On the other hand, it provided that the master should be responsible for all damage done by his slave at any place where there was no Christian overseer, and required that any master giving freedom to his slave should pay the cost of his transportation out of the colony.

The general object of the
laws in respect to slaves.

Such was substantially the law of negro slavery in all of the colonies at the beginning of the decade before the Revolution. It was perhaps more severe than this in South Carolina, and it was certainly less so in Massachusetts.

The objects which it had in view were to secure the master's property in the slave, to enable the master to hold the slave in obedience and force him, if necessary, to labor, and to protect the public peace and welfare against the abuse of the relation by the master, and against the vicious nature of the slave.

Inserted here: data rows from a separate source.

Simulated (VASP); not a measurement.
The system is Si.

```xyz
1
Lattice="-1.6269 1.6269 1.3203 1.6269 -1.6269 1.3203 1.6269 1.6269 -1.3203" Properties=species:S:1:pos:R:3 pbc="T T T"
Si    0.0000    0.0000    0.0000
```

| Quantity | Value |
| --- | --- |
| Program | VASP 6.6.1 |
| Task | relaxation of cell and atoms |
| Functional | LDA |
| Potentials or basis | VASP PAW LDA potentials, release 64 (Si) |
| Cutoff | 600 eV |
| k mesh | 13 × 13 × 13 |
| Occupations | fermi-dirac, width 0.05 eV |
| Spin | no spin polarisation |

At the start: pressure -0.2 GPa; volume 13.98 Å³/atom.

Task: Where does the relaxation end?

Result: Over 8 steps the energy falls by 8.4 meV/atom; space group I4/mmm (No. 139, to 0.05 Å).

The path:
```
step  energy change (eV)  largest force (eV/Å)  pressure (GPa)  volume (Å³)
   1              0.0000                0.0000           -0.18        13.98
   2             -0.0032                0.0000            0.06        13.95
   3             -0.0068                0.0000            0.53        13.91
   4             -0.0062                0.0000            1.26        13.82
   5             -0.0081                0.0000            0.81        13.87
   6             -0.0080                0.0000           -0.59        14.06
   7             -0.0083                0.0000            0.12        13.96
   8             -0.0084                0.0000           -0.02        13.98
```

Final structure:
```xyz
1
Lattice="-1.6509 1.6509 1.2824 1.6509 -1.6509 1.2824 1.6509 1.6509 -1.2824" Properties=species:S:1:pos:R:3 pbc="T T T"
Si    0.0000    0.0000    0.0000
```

It does certainly appear that the century of law-making upon the subject had not ameliorated the condition of the slave. We must remember, however, that the first stages in the legalization of any relation sometimes make the situation appear worse than what obtained before the movement began, although it may not be worse in fact.

Slavery and the Revolutionary
ideas of the rights of man.

But the period of the Revolution brought with it a great change of view in regard to the morality of slavery, and this change of idea produced great modifications in the law of slavery, all of which tended not only toward an improvement of the condition of the slave, but also toward the ultimate extinction of slavery.